For a series that has generated more buzz about the impending challenges that await hosts across the Cape of Good Hope than what their current rivals can possibly conjure, the third One-Day International (ODI) against Sri Lanka in Visakhapatnam offers a modicum of much-needed relevance. Lose this, and all the build-up about the South Africa tour takes a slightly pessimistic detour; win it, and the momentum stays.
Such has been hosts’ dominance this year that Sri Lanka’s commanding win in Dharamsala ODI and gutsy performances in the preceding Tests — Delhi and Kolkata in particular — have remained tiny footnotes in India’s eulogy. Yet, complacency would be the last thing on Rohit Sharma’s mind when he, fresh from his mind-numbing third double ton, walks out for the toss on Sunday.
This being the decider means Rohit would be inclined to field an unchanged XI, but recent history suggests dropping a pacer for an extra spinner might not be a preposterous proposition.
The last time India played an ODI at this important Naval base, Amit Mishra torpedoed the visiting New Zealand in what was also a series-decider. From 62/2, the Kiwis sunk to 79 all-out.
That track though had no real demons; it was a sluggish, low turner where timing the shots became paramount. Sri Lanka are traditionally better at countering spin than the Kiwis, so such collapse, theoretically at least, appears far-fetched. However, that does present the temptation of ramping up the slow-bowling arsenal.
The 1:30 pm start means dew remains a factor, which explains why skippers winning the toss here prefer to bowl first. The cool, evening sea-breeze does aid early swing for teams bowling second, but as night wears on and dew begins to appear, gripping the ball becomes increasingly difficult.
Four of the six completed matches at this venue have been won by teams batting second — an occurrence aided in no small measure by slippery ball and quicker outfield. Perhaps Dhoni, who led the side when they last played here, knew that, for he introduced spin in the eighth over itself, before dew could take effect.
The first ODI here, however, had India batting first after winning the toss in April heat, and Dhoni, then a greenhorn playing his fifth ODI, walked into Indian consciousness with a stunning 123-ball 148 against Pakistan.

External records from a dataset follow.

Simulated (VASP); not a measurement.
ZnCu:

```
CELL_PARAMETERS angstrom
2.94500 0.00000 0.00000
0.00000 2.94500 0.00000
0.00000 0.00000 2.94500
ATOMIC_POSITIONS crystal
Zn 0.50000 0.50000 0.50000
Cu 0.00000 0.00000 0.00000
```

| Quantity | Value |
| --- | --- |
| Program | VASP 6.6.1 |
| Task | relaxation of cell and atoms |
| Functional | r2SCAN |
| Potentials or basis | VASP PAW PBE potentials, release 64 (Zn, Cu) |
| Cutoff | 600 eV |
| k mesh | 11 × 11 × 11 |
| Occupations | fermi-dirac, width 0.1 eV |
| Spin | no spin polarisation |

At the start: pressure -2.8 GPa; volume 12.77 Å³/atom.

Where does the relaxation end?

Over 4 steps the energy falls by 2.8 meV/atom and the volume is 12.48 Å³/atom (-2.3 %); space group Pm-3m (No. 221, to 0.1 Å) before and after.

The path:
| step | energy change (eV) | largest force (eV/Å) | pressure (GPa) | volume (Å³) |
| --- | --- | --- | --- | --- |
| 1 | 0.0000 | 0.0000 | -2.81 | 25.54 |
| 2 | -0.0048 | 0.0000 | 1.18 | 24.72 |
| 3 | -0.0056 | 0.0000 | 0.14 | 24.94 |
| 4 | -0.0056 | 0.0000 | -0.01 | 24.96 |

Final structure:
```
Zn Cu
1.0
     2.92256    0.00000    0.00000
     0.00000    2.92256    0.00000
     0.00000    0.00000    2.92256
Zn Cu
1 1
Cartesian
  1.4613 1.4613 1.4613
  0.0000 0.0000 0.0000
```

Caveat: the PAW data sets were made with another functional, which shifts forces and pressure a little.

Now in the autumn of his career with his place in India’s cricket history secure, Dhoni would want to end the series on a high. As sporadic debates continue to splutter over his role, reliability and, by extension, future, India's inexperienced middle-order would hope for some chaperoning from the former captain. In the absence of Virat Kohli — who averages 99.75 here — a lot, once again, depends on Rohit Sharma, who has scored two fifties from his three outings here.
The stand-in skipper has been in imperious form of late, becoming the only batsman apart from Kohli to breach the 1000-run barrier in ODIs in 2017. His average of 75.64 is second only to Kohli’s 76.84, and his strike-rate of a neat 100 is the best among top ten run-getters of the year.
While Rohit has acknowledged his limited physical power vis-à-vis Dhoni, Chris Gayle or AB deVilliers, the fact remains that the Mumbai batsman comfortably tops the list of six-hitters this year. No batsman has hit more than Rohit’s 45 sixes in 2017, and a docile Sri Lanka attack does provide him an opportunity to further his lead.
Another important selection could be that of Ajinkya Rahane. The Test vice-captain has been bearing the brunt of team management’s constricted view of him as an opener, and if that myopic vision continues, the man who has reeled off four fifties from his last four outings may have to warm the bench again. India surely could do better to instill confidence in their most-valued overseas performer.
Shreyas Iyer, on the back of his 70-ball 88 in Mohali, remains a certainty, in which case, Rahane could be accommodated in place of Dinesh Karthik or Manish Pandey. None of them inspired any confidence on the seaming Dharamsala track, and neither got an opportunity to bat in the second ODI, but should it come to selecting one, the axe could fall on Kathik, simply because India view Pandey as a middle-order option in the long run.
Visakhapatnam is India’s last stop in a hugely-successful ODI calendar, where, barring Champions Trophy, they have won everything that has come their way. The hosts have played five bilateral series this year — the most among top three ODI teams — and have won each of them. Rohit Sharma would not like to break that sequence.